New Virtual Exhibit Teaches Eastern European Jewish History Through Story of Young Woman Who Survived Holocaust
A new virtual exhibition features the writings of a young Jewish woman from eastern Europe who survived the Holocaust.
The “Beba Epstein: The Extraordinary Life of an Ordinary Girl” project — part of the YIVO Institute for Jewish Research’s Bruce and Francesca Cernia Slovin Online Museum — uses artifacts from the YIVO archives and focuses on the story of Beba Esptein, who was born in Vilna, then part of Poland, in 1922, and whose autobiography was found by YIVO in 2017.
Epstein lost her entire immediate family in the Holocaust and she spent two years in the Vilna Ghetto and two years in concentration camps on her own.
“Her experience during the Holocaust was so unique,” the museum’s chief curator, Karolina Ziulkoski, told NBC10 Philadelphia. “She didn’t have a savior. She essentially saved herself. She went through this by herself.”
After the war, Epstein ended up reaching the United States, via Sweden.

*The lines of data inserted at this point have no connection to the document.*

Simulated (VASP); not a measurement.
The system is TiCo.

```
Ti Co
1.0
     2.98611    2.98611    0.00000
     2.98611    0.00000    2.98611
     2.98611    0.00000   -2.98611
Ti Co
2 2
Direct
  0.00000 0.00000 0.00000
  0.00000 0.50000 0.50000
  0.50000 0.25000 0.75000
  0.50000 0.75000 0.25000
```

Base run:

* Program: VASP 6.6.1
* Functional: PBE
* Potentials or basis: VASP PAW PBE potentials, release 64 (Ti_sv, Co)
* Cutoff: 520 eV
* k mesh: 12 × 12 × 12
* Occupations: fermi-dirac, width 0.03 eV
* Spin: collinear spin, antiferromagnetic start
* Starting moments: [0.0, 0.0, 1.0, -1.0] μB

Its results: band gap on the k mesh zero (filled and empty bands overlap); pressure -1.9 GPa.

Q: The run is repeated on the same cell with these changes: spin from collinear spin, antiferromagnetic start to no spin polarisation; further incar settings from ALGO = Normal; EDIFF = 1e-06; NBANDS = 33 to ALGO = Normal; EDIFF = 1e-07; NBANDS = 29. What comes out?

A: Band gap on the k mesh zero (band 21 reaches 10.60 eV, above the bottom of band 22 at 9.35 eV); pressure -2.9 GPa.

“What struck a chord with me with her story is that given the refugee situation in the world right now, you can see that her life was not unlike the lives of many kids today,” Ziulkoski noted. “There is a lot to connect with kids today.”
Rachel Knopfler, a teacher at the Girls Academic Leadership Academy in Los Angeles, said she would share the material from the exhibit with her seventh-grade English students.
“What we’re doing is we’re teaching tolerance,” she stated.